What ever happened to…

Dear LTTers,

We’ve been with you for awhile now and over the past year and 4 months we’ve talked about a lot. A lot of themes and characters have come and gone. Some people who were SO vital to our – err- organization are like distant memories. Today we begin a new series where we dig into the past and find out whatever happened to… whoever we’ve sadly stopped talking about. First on today’s list…..

Buttcrack Santa

After his wild success playing the role of “Buttcrack Santa” in Twilight in 2008, Ned Bellamy went on to star as a secondary, mostly-forgotten character in a few episodes of 2 different, barely watched television shows and as the highly popular character named “Cabinet Member” in the television series 24. No- I got that wrong. He was the “character name “Cabinet Member” in the highly popular television series 24. He has not yet worked in 2010.

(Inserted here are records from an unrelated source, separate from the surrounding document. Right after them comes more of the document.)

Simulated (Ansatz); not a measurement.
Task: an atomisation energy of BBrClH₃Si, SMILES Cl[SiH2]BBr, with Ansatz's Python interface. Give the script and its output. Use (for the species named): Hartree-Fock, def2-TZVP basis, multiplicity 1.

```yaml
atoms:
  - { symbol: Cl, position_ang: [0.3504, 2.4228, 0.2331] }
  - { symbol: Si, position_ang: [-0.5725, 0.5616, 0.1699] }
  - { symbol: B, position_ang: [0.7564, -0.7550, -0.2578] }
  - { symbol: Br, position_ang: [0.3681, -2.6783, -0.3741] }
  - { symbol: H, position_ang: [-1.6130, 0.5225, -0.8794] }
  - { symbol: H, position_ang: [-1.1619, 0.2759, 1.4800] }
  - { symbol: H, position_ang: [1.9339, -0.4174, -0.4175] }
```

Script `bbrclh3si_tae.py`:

In his spare time he either writes or reads one-shot fan fic about himself:

Just in time for Christmas! This is what I think happened during the “butt-crack Santa incident”. Written in Waylon’s POV One-shot.

Seeing Bella all grown up reminded me of the last time I saw her. It was Christmas. Charlie brought four-year-old Bella to a Christmas party. I decided to suprise the kids and dress up like Santa Clause. Well, the suit was a little big, so I stuffed it with a few pillows.

At about seven o’clock, I came out to give out the presents. All the kids lit up, especially Bella. I gave out all the presents from under the tree. There was one last present left, but the bow was stuck on a branch. I bent down to get it unstuck and I heard some giggling. I thought it was just from getting the present caught on the tree, but Bella blurted out, “Ew! Butt crack!” Everyone laughed. I pulled the sagging Santa pants up and finally got the present unstuck and gave it to it’s owner. The rest of the party went fine, but I didn’t get up from the couch the rest of the night. When Charlie was about to leave to take Bella home, he patted me on the back and said, “Good job, butt-crack Santa.” Bella giggled and they went home.

A.N.: Now, wasn’t that a good holiday Pick-me-up? Now click that little green button below and give me a nice, tasty review!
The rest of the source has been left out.